Tuesday, December 12, 2006

BACK IN BUSINESS



It's been a while since I've blogged, mainly because I've been suffering from a gross lack of inspiration, and partially because I have been so caught up in my world of reform, that I have not had the time to sit and ruminate over the happenings of my so-called life.

It's funny how people always have dreams, but never actually bring those dreams into any kind of fruition - or perhaps I'm just like that, and I need to stop generalizing myself as some form of self-vindication. I have wanted to be a writer for many years now. I remember the first time I discovered that I had a true passion for writing (passion, as opposed to talent, for expressing myself by the pen has always been one of my fortes since high school). I was 19 years old and I was going through an extremely confusing time. I was strangely enamoured with a guy who, at the time, embodied the essence of a true Trini man - he had the ability to make everything sound good. I won't expand on the many things he made "sound good". However, I do remember one day, out of sheer frustration, purchasing a yellow notepad from the stationery store. I went home, sat on my bed, and poured my heart out on 2 pages. I felt better after finishing, having had some sort of mini-catharsis. The real discovery, however, lied in the review. I was amazed at myself (my amazement being purely subjective and does not reflect my ability by any standard but my own) and genuinely impressed that I was able to express myself so well.

Over the last 8 years, my writing has become my refuge, my outlet and my true joy. Anyone who knows me well, knows that my dream is to be a writer and to make a living off of it. Yet, I find myself so far from my goal. I work in the corporate world for The Evil Multinational, I am yet to publish a single piece of writing, nor have I even attempted to see any project to completion (or maintain one, as is the case with this blog). In fact, months go by when I do not write at all. Or, in the alternative, months will go by when I only write about the current object of my affection (who really wants to read that?). For the past weekend, I have been receiving some signs, perhaps from up above, or from the people in my head, Im not too sure. However, the messages all seem to say the same thing - it is time.
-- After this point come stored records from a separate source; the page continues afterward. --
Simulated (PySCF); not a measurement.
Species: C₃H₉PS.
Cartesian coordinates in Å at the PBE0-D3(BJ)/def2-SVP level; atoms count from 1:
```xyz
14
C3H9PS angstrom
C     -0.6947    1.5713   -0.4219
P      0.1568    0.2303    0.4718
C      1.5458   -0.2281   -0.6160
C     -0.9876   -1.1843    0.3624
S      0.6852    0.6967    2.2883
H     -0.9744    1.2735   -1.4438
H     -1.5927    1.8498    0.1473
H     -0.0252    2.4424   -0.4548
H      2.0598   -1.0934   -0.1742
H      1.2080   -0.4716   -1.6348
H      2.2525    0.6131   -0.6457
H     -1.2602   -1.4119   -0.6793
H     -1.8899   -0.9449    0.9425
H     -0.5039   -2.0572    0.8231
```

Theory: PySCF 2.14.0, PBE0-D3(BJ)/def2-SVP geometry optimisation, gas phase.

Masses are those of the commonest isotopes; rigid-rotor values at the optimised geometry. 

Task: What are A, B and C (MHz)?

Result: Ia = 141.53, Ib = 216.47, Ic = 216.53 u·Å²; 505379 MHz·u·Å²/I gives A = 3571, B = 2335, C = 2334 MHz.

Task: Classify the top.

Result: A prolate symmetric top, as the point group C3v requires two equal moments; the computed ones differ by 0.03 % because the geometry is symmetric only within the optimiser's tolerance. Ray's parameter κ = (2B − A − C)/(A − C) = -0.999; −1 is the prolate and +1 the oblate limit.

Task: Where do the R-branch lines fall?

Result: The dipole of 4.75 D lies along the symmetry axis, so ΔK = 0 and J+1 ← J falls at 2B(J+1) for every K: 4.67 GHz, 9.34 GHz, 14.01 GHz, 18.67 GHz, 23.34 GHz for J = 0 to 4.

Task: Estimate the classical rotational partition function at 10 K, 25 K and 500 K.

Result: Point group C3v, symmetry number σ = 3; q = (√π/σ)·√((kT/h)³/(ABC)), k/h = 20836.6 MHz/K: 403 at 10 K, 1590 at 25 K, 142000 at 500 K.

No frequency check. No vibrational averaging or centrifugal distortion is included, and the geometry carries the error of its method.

On Saturday, I attended the first meeting for a book club that a friend of mine created. My creating friend is one of those people who never says still. She explores her interests with passion and detail, pushing the limits of her talent into the realm of practice and discipline. The book club is no exception. She managed the meeting efficiently and sorted out all the details that I personally could not find the time for (what with my oh so busy reformed woman schedule et al). The meeting was also attended by a young, female writer whose work I have admired for quite some time, although I do not necessarily agree with all of her opinions. Being a bit of a writing/book whore/groupie, I found myself slightly in awe. She had accomplished more than I had, her opinions were respected, and she had a calm eloquence with her words that I often crave. Needless to say, I found myself a bit fumbly (I know, that's not a word, but I was fumbly), especially with my words. Eventually, through my quirky attempts at dialogue, I managed to extract a priceless piece of advice from her, "you have to get into the discipline of writing." Funny, this month's edition of Oprah's magazine focuses on doing things and them well - usually with practice and you know it, DISCIPLINE.

Self-discipline is something that does not come easily in my scatter-brained life. I have a bit of an erratic approach to many things and find it very hard to stick to my projects or goals. The only things I can think of that I do consistently is brush my teeth, comb my hair and shower. Everything else happens on whim, impulse and at times, coercion. Sometimes I wonder if I am routine-averse (which would explain my aversion to marriage and pregnancy - I cant think of going nine months without some of my *ahem* carnal and bacchanalian pleasures) or whether I just need some licks and my own personal Dalai Lama to om shanti and meditate my way to a better life. Nevertheless, I have realized that I need to be more disciplined with my writing. I need to practice constantly and consistently (a great book idea would also be very helpful....is anyone aware of the perfect sacrifice to the inspiration gods?) and try my best to get my work out there (yes MMY, and stop being afraid that people are going to steal my ideas).

Three cheers for goals of self-actualization!

This reformed woman thing must be going well. Either that, or my vitamins are laced with something.